[FoRK] Multicore, async segmented sequential models

Stephen Williams sdw at lig.net
Fri May 10 00:56:47 PDT 2013


On 5/9/13 11:59 PM, J. Andrew Rogers wrote:
> On May 9, 2013, at 9:45 PM, Stephen Williams <sdw at lig.net> wrote:
>> On 5/9/13 7:27 PM, J. Andrew Rogers wrote:
>>> Fixed format tables? What does that mean?
>>>
>> First, delete all data definition statements.
>> Next, fully qualify names of each "column" on "row" insert.
>> Insert N rows with every row potentially having a different set of column names.
>> Make up a new column name, insert a row containing it, query on that column.
>> Allow indexing on any field name, even if not present in all rows.  Support dynamic automatic indexing based on queries.
>> Adding a new field for new rows?  Just start inserting rows using that column.
>>
>> Apparently they couldn't imagine how to do that efficiently enough in the 70's...
>> But we are no longer IN the 70's.
>
> This has been available in databases for as long as I remember, under a variety of interfaces and names. Good relational databases can support it in almost exactly the same way that so-called "document-oriented" databases support it. And if this functionality has existed in databases in some form or another forever then it should raise the question of why no one used it until some young hipsters recently "discovered" it.

Specifics?  I didn't see it in Sybase, SQL Server, Oracle (a while ago), MySQL, or PostgreSQL.  There was not one example for 
doing this with SQL fields, tables, and joins.
Storing an XML or similar blob in a field is not the same thing. I've actually built a number of systems using that method to 
maintain sanity, including what is probably the highest volume payment management system in the US.  I've also worked on a 
system that did the relational database within a relational database (table of tables, table of row+columns+values, etc.), aka 
pseudo-tables.

>
> The short version: it is an inherently inefficient and non-scalable way to fundamentally organize a database. Write performance will generally suck, concurrency will suck, it won't scale worth a damn, and some common database queries will be painfully slow relative to more conventional organizations. If your database is only 10 GB or something like that, you might not notice the performance and concurrency issues because it fits in memory. If you have TBs of data, the problems will become hard to ignore.

Sure, if you have a few fixed width fields and you have a zillion of them you can optimize most overhead out.  However, as soon 
as you want to be able to put a lot of data in a table, you'll want to consider column and row compression or similar.  Sure, 
you can just relegate blobs to another table / space and just put the reference in the row, but that's not necessarily going to 
make retrieval of that row faster.

>
> It exists in databases for those few cases where it might offer a benefit that offsets the cost. (Back when I was architecting databases, I never found a use case for this particular optimization where it was worth it.)

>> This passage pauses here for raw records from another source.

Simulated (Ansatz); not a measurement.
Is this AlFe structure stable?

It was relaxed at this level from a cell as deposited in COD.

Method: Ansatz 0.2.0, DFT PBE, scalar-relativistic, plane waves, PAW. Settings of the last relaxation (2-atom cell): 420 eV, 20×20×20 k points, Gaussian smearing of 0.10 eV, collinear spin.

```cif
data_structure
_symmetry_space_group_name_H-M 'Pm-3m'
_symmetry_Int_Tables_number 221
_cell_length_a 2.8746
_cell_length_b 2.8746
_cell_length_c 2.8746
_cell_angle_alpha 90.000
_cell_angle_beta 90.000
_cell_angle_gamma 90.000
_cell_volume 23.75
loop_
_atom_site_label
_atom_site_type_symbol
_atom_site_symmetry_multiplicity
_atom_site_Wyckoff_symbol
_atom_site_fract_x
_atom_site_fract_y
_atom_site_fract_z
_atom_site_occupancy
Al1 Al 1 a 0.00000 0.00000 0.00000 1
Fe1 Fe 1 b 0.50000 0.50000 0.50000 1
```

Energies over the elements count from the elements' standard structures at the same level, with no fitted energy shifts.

What are you talking about?  The feature that shall not be named?

I know that the kitchen sink has been added to Oracle et al now, so this is somewhat moot.  We were talking about the 
historically narrow solution that SQL provided.

>
>
>> Want to do exactly the same optimized storage that you could do with fixed format tables?  Just do it for the rows that share the same fields, or hybrid with common fields and overflow / alternate, or whatever.
>
> You have not through the implications of this.
>
> How is this stored on pages when every row looks different? When every row looks the same? How are you minimizing the number of pages touched per operation? Outside of some narrow cases, this bit of cleverness will increase the average number of page accesses required to satisfy most workloads.

I already pointed out that a system could support uniform rows in the traditional way while maintaining more diverse data 
separately, probably in what amounts to a separate table.  The point is programmer, management, and perhaps performance in some 
cases would be a lot better if the database supported more flexible models.

>
> Do you think storing and parsing all of this row metadata is inexpensive? Far from it!  PostgreSQL had a big across the board performance win when they shaved 4 bytes from the row header, and they don't have to describe the structure of every row. This stuff adds up surprisingly quickly.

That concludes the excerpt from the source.